Deep learning, which leverages artificial neural networks, offers an advanced approach to understanding text beyond its surface-level meaning. These models excel at identifying contextual nuances, including irony and sarcasm, enabling a deeper comprehension of a writer’s true intentions and emotions. The combination of text mining and deep learning techniques ensures that sentiment analysis systems can process information more effectively, capturing subtle cues and enhancing prediction accuracy7. Therefore, by incorporating DL, ML, and text mining techniques into sentiment prediction models, analysts can address the challenges posed by sarcasm and other complex linguistic elements. This integration ultimately improves the reliability of sentiment analysis, empowering businesses and researchers to derive actionable insights from social media data.
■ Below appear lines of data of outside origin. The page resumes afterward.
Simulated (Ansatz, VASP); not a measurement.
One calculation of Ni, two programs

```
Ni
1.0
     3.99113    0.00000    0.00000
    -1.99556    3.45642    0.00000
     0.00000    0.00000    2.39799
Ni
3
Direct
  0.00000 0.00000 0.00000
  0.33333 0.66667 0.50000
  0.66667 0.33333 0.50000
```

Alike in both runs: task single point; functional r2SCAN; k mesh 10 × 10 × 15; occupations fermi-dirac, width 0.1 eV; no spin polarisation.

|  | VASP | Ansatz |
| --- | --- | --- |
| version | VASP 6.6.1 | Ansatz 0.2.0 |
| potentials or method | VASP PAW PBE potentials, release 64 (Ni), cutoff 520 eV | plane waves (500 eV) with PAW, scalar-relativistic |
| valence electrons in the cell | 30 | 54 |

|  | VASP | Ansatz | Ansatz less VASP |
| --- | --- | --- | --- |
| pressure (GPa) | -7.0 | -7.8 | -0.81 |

Building on the ideas discussed above, we suggested a hybrid framework for sentiment analysis leveraging Twitter data based on the Bi-directional Long Short-Term Memory (Bi-LSTM) network, Logistic Regression (LR), and GridSearchCV. To clarify the objectives of this study, the following research questions are formulated:

  1. 1.

    How effectively can a hybrid model combining Bi-LSTM and Logistic Regression improve the accuracy of sentiment analysis on Twitter data?

  2. 2.

    What are the key challenges in detecting sarcasm and sentiment polarity using deep learning techniques?

  3. 3.

    How does the proposed approach compare with traditional machine learning methods in terms of precision, recall, and overall accuracy?

  4. 4.

    Can the model generalize well across various topics and domains in real-time social media data?

Highlights of the study

The main contributions of the proposed approach are as follows:

  1. 1.

    Improved Generalizability: Unlike methods that rely solely on deep learning, our hybrid approach ensures adaptability across varied Twitter datasets by leveraging Bi-LSTM’s ability to capture sequential dependencies and LR’s robustness in classification tasks.

  2. 2.

    Enhanced Feature Integration: The architecture ensures effective utilization of text features extracted by Bi-LSTM, thereby reducing inefficiencies commonly observed in standalone models.

  3. 3.

    Computational Efficiency and Interpretability: While deep learning models such as Bi-LSTM enhance performance, their black-box nature makes interpretation challenging. The inclusion of LR improves interpretability while maintaining computational efficiency, ensuring a balance between accuracy and resource consumption.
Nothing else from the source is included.